[RFC PATCH] use sulogin in single-user mode

Chris Adams cmadams at hiwaay.net
Fri Jan 22 17:40:44 UTC 2010


Once upon a time, Bill Nottingham <notting at redhat.com> said:
> Jon Ciesla (limb at jcomserv.net) said: 
> > My thoughts exactly.  What are the less simple fixes that don't change 
> > this behaviour?
> 
> Essentially, introducing new scripts solely for this purpose that can
> be given a special label and some policy. It's a hack.
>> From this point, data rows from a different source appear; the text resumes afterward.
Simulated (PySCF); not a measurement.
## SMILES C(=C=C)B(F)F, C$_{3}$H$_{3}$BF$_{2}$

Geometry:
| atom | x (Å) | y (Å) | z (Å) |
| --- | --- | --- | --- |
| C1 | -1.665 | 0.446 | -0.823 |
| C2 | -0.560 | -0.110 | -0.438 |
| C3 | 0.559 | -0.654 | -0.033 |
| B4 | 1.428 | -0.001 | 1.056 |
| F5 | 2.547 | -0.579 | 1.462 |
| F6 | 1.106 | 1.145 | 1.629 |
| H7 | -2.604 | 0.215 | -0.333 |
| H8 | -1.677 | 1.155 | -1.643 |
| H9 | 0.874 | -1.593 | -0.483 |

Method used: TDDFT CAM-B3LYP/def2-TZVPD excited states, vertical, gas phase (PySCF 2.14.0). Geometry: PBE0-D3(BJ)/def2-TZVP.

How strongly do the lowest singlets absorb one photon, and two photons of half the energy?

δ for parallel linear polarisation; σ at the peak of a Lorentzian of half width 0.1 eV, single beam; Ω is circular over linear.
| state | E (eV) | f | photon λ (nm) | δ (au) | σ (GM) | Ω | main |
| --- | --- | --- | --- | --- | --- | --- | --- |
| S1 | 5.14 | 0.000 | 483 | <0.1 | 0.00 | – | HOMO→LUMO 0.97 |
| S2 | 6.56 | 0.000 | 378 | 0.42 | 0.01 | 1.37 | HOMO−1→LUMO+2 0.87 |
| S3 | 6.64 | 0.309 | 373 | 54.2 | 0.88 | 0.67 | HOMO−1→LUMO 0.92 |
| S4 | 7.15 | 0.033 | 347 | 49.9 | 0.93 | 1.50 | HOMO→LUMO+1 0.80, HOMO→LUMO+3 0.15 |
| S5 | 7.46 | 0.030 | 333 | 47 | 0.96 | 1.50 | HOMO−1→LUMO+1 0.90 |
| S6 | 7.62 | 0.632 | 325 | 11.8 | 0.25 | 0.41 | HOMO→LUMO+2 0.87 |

It seems that some prefer bash (dash would probably be better as a
lighter-weight and less-dependencies shell) and some prefer sulogin
(which I think should be "sulogin -e", but that may just be me), and
that this should be called from multiple places (single-user mode, fsck
failures).

It may seem like a hack, but it would seem to me that an external script
or program would be the right way to go, to allow people to change it
according to local policy.  On a desktop system (where it seems the goal
is to eliminate the all-powerful "root"), the password may be unknown or
not even set, so requiring the root password would be a bad idea.  Some
server setups may require a password in every case (including failure
modes).

If it is done with an external script/program, rc.sysinit should be
changed as well (and since this should handle SELinux correctly, the
disabling/enabling of SELinux could be removed).

-- 
Chris Adams <cmadams at hiwaay.net>
Systems and Network Administrator - HiWAAY Internet Services
I don't speak for anybody but myself - that's enough trouble.